Melissa was wise beyond her years. During the never-ending miles of marching, she watched as others ate until they were satisfied without thinking or planning ahead. She, on the other hand, prudently planned to meet she and her husband’s needs. The young wife cooked their food cautiously so she never wasted. While many men suffered from starvation, Melissa and Will were never in danger, though they were never full. Her wisdom carried her through the bone dry conditions they were called to endure. “Thirst only gets worse when you think of it. When I was thirsty, I tried not to think of it.” It was at such a time that she learned to carry a pebble in her mouth. This caused the saliva to flow more freely and lessened her unquenchable thirst. (ibid, [pg#42]).
Toward the end of the trail, Melissa became pregnant. Nausea became another obstacle to overcome. She was anxious about her baby and wished for the day she and William could settle down to make a home for their new family. When the couple was discharged from their military service, they headed north. She delivered a baby boy named William Coray Jr. at Monterey. He lived a short while before being buried in a cemetery there.
By the time they reached Sutter’s Fort, Mormon Battalion veterans had discovered gold. William and Melissa stayed just long enough to gather two bags of gold, one of which was to be sent to some of their family back east. It would be enough to equip the family for the trip to Salt Lake.

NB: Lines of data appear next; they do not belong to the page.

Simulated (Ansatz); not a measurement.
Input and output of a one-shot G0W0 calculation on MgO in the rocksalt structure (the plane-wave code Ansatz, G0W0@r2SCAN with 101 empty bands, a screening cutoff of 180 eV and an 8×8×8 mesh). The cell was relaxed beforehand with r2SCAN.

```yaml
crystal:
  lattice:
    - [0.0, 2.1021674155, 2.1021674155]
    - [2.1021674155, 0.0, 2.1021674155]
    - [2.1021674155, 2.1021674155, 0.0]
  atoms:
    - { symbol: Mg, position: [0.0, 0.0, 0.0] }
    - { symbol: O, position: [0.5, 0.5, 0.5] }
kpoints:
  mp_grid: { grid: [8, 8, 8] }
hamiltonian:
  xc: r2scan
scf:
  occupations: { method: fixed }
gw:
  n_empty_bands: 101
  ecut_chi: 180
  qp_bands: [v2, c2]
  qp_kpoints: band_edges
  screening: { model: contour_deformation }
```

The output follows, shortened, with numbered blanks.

The Corays did not linger in the gold fields long, they were anxious to reunite with the saints. The couple joined the Browett-Holmes Company with 45 men, two cannons, 17 wagons, 150 mules and horses, and about the same number of cattle. The lone woman was Melissa. The Truckee Route required 27 crossings over the mountains, so rather than ford the river with all the livestock and wagons they blazed a new trail, appropriately dubbed the Mormon Emigrant Trail.